I'm on a destructive path, though I shouldn't say "I can't stop" because I suspect I could stop given the right circumstances. However, I do not seem to be stopping.
There are a lot of people better than me at a lot of things. Truth be told, there's probably someone better than me at all things, taken one at a time. I am not a superlative sort of person - nice enough, good enough, but not someone who ranks high in lists, or wins things, or, truth be told, even gets picked in her chosen profession all that often. Sometimes I do, yes, and when I do, it feels terrific. Outstanding. Those are the good days, the ones that keep me going forward instead of just leaping down a well.
But often in life, a situation comes up where someone is better than I am...usually at one thing, though often at multiple things.
Now I'm in a situation where someone got picked for something and I did not. To be fair - I was never actually in the running AT ALL. As in, the person making the decision was not thinking, hmmm, should I take elsbeth for this purpose, or this trulyfantasticamazingperfectthrilling bag of awesome instead?? No, it's just the alternate person was always and ever the right person for the job.
Ok. Ok. Fair enough. Happens to us all. Best and smartest thing to do (you know this, right??) is just put it behind me and get on with whatever's next.
Except I don't. I keep checking back in on this situation ALL THE TIME and every time I do I feel like throwing up, but I just don't seem to stop. I can't seem to look away. Even though (I think?) I truly could forget about it if I just stopped reminding myself every two seconds.

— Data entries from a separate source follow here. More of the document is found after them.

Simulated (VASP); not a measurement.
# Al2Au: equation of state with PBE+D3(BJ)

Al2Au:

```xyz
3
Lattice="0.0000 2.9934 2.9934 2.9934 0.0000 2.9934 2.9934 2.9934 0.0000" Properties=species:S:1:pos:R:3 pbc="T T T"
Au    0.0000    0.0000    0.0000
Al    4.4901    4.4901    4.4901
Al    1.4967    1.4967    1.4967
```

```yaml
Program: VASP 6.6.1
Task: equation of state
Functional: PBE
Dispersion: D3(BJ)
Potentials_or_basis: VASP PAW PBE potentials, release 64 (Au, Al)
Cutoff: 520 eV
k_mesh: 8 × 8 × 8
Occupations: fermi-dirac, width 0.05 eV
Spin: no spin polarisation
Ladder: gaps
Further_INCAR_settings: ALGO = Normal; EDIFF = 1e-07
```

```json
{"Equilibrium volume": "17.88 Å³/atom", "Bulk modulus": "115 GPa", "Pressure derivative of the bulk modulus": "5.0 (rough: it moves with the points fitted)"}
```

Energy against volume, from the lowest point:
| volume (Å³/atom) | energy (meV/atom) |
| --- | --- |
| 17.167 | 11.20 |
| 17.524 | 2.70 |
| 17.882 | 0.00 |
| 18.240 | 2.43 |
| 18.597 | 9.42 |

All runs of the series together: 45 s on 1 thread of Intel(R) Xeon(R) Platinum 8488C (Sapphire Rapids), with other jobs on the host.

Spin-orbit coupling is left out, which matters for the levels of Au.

Which is the point in question. I'm not enjoying feeling permanently, intrinsically inferior. So why can't I stop? Am I desperately looking for evidence that this person made the wrong choice and that The Perfect One is not, in actual fact, perfect? Do I feel the need to punish myself in some way I'm not currently conscious of? Do I alternately look for proof that the job itself was not worth having by checking in on TPO?
I remember this sensation from the past - I was cast in a musical in college as an old woman (I wasn't one at the time) and a beautiful, sweet blonde was cast to sing all the really pretty songs. In keeping with this post, she was an amazing singer and absolutely blew me out of the water - I was jealous but even then I would never ever have expected to be cast in that role instead of her, she was incredible and perfect for it. To add insult to injury, however, her costume was a dress that had been specially made for me the year before, for a different play. And they had to take it in to fit the gorgeous blonde. Which meant I could never wear it again (I'd rented it the year before for Halloween, to be Jane Eyre).
I loved that costume. It was Victorian, black, off the shoulder, the neckline trimmed with jet beads. I LOVED that dress. And every night I would make a special trip during the prettiest song of the show (which of course she was singing), and watch how beautiful this blonde girl sounded and looked in a way I would never be able to match, wearing a dress that even though it had been made for me, looked way better on her.
It made me feel like shit, naturally. I teared up most nights, more from jealousy than being moved by the singing (though it truly was lovely). But every night I was in the wings, watching it. And I didn't have to be there - I could have sat in the green room or stayed in a dressing room cracking jokes with fellow cast members.
So, thinking of that, the only explanation is I must like feeling inferior? But I don't!
So confusing. Ok, off to cyberstalk someone who is better than I am in every imaginable way.
Addendum: someone recently mentioned the blonde to me, and then waxed poetic about the very scene I just described and how absolutely beautiful she was and how every man wanted that girl, and even with a headstart of about 17 years to get over it, I still felt like shit.
Man, I wish I'd go ahead and grow up, certain things would be so much easier.